Deploying a native, high-performance video conferencing stack for a sovereign Matrix homeserver requires far more than just spinning up a few containers. At the core of Element Call’s architecture are two critical components: LiveKit (operating as the Selective Forwarding Unit, or SFU) and Coturn (acting as the STUN/TURN relay).
When engineering the communications stack for our sovereign appliances, we realized that blindly following generic WebRTC deployment tutorials leads to catastrophic performance bottlenecks, excessive memory overhead, and fundamental misunderstandings of cryptographic payloads.
If you have ever watched your Docker daemon hang indefinitely on startup, or wondered why a TURN relay is even necessary alongside an SFU, this architectural deep-dive will clarify exactly how to build a zero-compromise Element Call environment.

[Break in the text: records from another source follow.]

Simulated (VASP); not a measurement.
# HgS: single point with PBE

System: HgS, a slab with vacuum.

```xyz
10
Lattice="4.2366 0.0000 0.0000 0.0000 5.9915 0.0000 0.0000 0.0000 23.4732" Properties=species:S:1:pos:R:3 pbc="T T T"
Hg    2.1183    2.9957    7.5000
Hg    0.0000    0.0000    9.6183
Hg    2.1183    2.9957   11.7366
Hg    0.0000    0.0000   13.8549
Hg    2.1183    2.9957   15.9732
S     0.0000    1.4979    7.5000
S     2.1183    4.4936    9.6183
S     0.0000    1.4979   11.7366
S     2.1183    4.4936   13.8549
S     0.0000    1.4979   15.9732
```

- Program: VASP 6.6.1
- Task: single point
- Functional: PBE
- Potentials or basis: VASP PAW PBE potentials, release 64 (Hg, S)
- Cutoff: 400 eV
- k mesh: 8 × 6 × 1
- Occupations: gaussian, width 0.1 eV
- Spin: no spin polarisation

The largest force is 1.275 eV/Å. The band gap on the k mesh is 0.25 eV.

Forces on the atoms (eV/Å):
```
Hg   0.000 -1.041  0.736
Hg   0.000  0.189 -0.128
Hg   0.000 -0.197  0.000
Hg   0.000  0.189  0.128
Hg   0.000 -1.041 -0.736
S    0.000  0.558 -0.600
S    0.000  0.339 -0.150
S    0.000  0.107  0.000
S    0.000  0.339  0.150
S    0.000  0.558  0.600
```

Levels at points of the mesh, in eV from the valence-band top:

1. The Docker Daemon Murderer: UDP Port Ranges
The most common mistake in containerized WebRTC deployments is exposing massive blocks of UDP ports. Standard documentation often suggests allocating a range like 60000-60200 for media transport.
When you map a wide port range in a docker-compose.yml file, Docker does not simply write a single blanket iptables rule. Instead, the Docker daemon spawns an individual, userland docker-proxy process for every single port in that range. Mapping hundreds of ports instantly consumes hundreds of megabytes (or even gigabytes) of RAM, spikes CPU usage during initialization, and causes agonizingly slow container startup times.
The Architectural Fix: UDP Multiplexing We completely eliminated the UDP port range overhead. Modern LiveKit configurations support UDP Multiplexing, allowing us to bind all incoming participant media tracks through a single UDP socket on port 7882/udp. The SFU is perfectly capable of demultiplexing the inbound SRTP streams internally based on their headers. This keeps the Docker network footprint exceptionally light, resulting in instant stack initialization and zero docker-proxy memory bloat, without sacrificing concurrency or call capacity.
2. Protocol Realities: Why UDP is Mandatory and TCP is a Last Resort
In our configuration, we explicitly open 7882/udp alongside a 7881/tcp fallback. Understanding why UDP is prioritized requires looking at how transport layers handle packet loss.
Real-time media must travel over UDP. Because UDP is stateless, it fires packets continuously. If a packet containing a single frame of video drops in transit, UDP simply drops it and renders the next available frame. The user experiences a microscopic, unnoticeable visual glitch.
TCP, conversely, guarantees in-order delivery. If a TCP packet drops, the protocol halts the entire stream and demands a retransmission. In a video call, this results in “head-of-line blocking”—the video freezes, stutters, and the audio roboticizes while the protocol frantically tries to recover stale data that is no longer relevant to the real-time conversation.
We prioritize 7882/udp for raw performance. However, because our infrastructure is built to survive highly restrictive corporate firewalls—which often drop unrecognized UDP traffic entirely—LiveKit gracefully falls back to negotiating the ICE handshake over 7881/tcp to guarantee connectivity.
3. The Coturn Misconception: SFUs Do Not Replace Relays
There is a pervasive myth among system administrators: “If I am using an SFU like LiveKit to handle routing, I don’t need a STUN/TURN server.” This is architecturally false.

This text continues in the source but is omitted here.